Chicago Federal Reserve President Austan Goolsbee said he was skeptical of Vice President Kamala Harris’ proposal last week for socialist-style price controls to counter inflation.
While Goolsbee did not mention Harris by name – since the Fed is supposed to remain politically neutral – he did caution voters from placing too much trust in a ban on price gouging.
Goolsbee, who previously served as the chair of economic advisors during his “good friend” Barack Obama’s administration, said wages tend to move slower than prices — so a shock will send prices up first, then wages, before both fall back down.
“The difference between what’s happening to prices and what’s happening to costs, that can vary a lot over the business cycle,” Goolsbee said on CBS’ “Face the Nation.” “So I just caution everybody over-concluding from any one observation about markups.”
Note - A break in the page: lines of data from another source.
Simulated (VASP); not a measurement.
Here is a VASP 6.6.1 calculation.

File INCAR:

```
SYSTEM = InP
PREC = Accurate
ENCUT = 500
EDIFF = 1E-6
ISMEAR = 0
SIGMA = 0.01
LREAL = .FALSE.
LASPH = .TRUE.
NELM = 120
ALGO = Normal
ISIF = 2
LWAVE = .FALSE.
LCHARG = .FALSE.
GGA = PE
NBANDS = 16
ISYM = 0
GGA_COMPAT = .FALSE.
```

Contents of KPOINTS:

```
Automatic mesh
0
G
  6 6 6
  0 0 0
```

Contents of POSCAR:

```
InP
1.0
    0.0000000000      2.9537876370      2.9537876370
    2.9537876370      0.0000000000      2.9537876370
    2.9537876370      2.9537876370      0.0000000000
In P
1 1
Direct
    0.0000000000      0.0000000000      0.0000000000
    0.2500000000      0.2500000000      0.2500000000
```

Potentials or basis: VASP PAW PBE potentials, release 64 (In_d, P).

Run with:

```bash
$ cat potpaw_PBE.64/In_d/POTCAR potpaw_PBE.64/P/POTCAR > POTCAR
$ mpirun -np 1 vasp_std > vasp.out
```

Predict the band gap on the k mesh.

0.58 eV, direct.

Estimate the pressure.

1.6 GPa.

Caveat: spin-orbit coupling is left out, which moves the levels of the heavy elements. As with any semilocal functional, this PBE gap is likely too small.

Harris proposed a price gouging ban on Friday, arguing that food suppliers and grocery stores are keeping prices artificially high despite lower production costs.
And while Harris noted that inflation has been cooling – US inflation last month rose 2.9% versus a year ago, below expectations – she said Americans are not seeing low prices in their everyday lives.
“Costs are still too high, and on a deeper level, for too many people, no matter how much they work, it feels so hard to just be able to get ahead,” Harris said during a campaign stop in Raleigh, North Carolina.
Former president Donald Trump ripped into the price gouging plan, saying Harris has gone “full Communist.”
Most voters said the economy is one of the most important issues to them ahead of the 2024 elections, according to a poll conducted in August by The Economist/YouGov.
So both Harris and Trump have been vying to win over inflation-battered voters.
Trump has suggested raising tariffs on all imports, especially Chinese imports.
“A tariff is a tax on a foreign country. … It’s a tax on a country that’s ripping us off and stealing our jobs, and it’s a tax that doesn’t affect our country,” Trump said during a Pennsylvania rally on Saturday.
But Goolsbee forewarned that Trump’s policies might not hamper inflation, either.
“Tariffs raise prices,” Goolsbee said. “A one-time increase in cost will raise prices but is not an extended inflationary thing.”
Economists have warned that Trump’s policies may reheat inflation. Goolsbee said higher tariffs would not necessarily lead to an inflation flare up, but they would raise producer costs and consumer prices in the short term.
“Whether you want to call that inflationary or not, they raise costs and they raise prices,” he said.
Meanwhile, investors are hoping the Fed will issue highly anticipated interest rate cuts in September.
The Fed is preparing for its annual meeting in Jackson Hole, Wyoming on Thursday.
Goolsbee is not a voting member of the Federal Open Market Committee, which has the power to cut rates. But he said rate cuts are still a possibility.
“Everything is always on the table — there’s possibility of recession,” he said. “The last GDP growth number was higher than expected, so…that was one of the bright spots, but you’ve always got to worry about every contingency. That’s the job of the central banker.”